The answer to that is a lot. After all, the iPhone 5s had a bill of materials of just under $200 at the time of release, and this is a device that includes a 4-inch retina display, a 64-bit processor, and a huge battery.

Even if Apple decided to pull in a 50-percent margin on the iWatch, at $300, money is not likely to be a problem.

If I were to put $300 down for an iWatch, here's what I'd like to see included.

  • Wireless charging: While there's an argument for using a cable to charge smartphones and tablets — because it allows you to carry on using the device while it's charging — using a cable to charge a wearable seems pointless, and wireless charging technology is now good enough to supersede being tethered to a cable.

  • Solar power: This is an option to help keep the battery topped up.

  • Sunlight-readable display: The iPhone and iPad can be hard to read in sunlight, so Apple needs to address this with the iWatch. 

  • App support: Apps are a cornerstone of iOS, and the iWatch would benefit tremendously from third-party developer support.

  • Go beyond being a second screen: I have no interest in a small, wrist-mounted second screen for my iPhone or iPad, neither do I want a huge "iPhone without the phone" on my wrist. That said, having it display emails, iMessages and other notifications would be useful in tying the iWatch in with the iOS ecosystem.

  • Multi-day battery life: Charging the thing daily would be a pain, and increases the chance that it is left to gather dust on a shelf.

  • Fitness and health sensors: It should feature a pedometer and heartrate sensor, and these should tie in with the Health app coming in iOS 8. There are rumors that Apple could take this further and fit a glucose meter and sweat sensor.

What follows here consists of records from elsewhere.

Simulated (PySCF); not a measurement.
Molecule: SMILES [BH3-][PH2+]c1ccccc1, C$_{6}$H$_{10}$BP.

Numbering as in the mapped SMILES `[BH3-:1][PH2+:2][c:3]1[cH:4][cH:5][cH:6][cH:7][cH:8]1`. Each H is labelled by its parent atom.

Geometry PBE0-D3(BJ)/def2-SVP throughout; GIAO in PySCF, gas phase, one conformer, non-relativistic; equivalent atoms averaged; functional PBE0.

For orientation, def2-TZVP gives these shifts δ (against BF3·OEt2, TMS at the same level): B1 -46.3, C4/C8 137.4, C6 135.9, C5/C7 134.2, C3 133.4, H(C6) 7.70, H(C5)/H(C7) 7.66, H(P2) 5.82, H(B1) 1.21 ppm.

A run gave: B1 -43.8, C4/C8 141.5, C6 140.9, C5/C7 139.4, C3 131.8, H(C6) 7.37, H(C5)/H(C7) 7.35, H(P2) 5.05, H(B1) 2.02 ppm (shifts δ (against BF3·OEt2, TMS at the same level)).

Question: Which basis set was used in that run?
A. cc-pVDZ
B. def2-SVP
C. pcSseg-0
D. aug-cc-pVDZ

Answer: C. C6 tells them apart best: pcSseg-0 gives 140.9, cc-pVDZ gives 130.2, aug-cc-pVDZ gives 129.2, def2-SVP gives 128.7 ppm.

  • Security token: Use it as a token to unlock Macs and other iOS devices.

  • Locate feature: I want to be able to find my iPhone or iPad — perhaps by making it emit a sound — with a tap of the iWatch.

  • Robust: It has to be able to put up with the rough and tumble of daily life. That means being waterproof and shockproof, and resistant to knocks, bumps and scratches.

  • Control the Apple TV: I want to be able to ditch the remote!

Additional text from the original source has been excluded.